Thursday’s Employment Data

June 30, 2020

Jobs: Thursday’s release of weekly jobless claims and June payroll data (day early because markets are closed Friday) has the potential to shift the narrative. Treasury yields are particularly sensitive to payroll surprises and with increased forecast uncertainty (unusual high dispersion among economists), seasonally light liquidity and an early Treasury market close (11am PT), the stage is set for a potentially volatile reaction Thursday morning.

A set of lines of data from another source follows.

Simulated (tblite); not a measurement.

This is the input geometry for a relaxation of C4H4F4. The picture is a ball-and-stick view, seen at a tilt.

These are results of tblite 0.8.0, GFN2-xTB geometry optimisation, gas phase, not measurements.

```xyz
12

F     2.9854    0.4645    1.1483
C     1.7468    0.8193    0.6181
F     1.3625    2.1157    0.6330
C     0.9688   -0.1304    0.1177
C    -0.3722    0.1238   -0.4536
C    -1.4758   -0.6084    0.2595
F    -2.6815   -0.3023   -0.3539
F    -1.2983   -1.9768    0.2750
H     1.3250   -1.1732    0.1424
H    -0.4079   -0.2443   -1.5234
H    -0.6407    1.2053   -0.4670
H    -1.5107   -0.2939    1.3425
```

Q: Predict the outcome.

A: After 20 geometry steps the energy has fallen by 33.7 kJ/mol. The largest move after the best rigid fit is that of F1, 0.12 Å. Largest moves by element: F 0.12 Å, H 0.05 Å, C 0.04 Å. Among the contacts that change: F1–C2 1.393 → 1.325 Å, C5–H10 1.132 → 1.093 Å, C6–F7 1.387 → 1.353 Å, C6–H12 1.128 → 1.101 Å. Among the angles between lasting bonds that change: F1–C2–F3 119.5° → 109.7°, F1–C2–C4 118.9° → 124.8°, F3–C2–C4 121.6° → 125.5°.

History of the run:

Risk: Of the identifiable risks, most investors put US-China tensions at the top of their list. The Senate’s recent passage of the China-Hong Kong sanctions bill keeps this issue in the foreground, but it’s a popular political topic for both parties during an election year and always expected to stay high on the list and remain largely unchanged for that reason. Next on most people’s list of risks/worries are the results of the November elections themselves. It’s really too early to consider the consequences/implications that, in my experience, tend to be more nuanced than previewed and more industry specific than broad-based. We’ve already identified the industries and equities given various outcomes, but don’t expect it to creep into multiples until after the conventions in early September at the earliest. And in terms of risks, the ones you can easily identify aren’t the ones that tend to materially impact markets. But while we generally have difficulty identifying the specific risk, we can almost always see it emerge in market internals (often sector dispersion) several sessions before it impacts the broad market and cover it here. Of course, risk cuts both ways. Given current indicators suggesting very light equity positioning and bearish investment sentiment, we’d say the near-term risk is to the upside.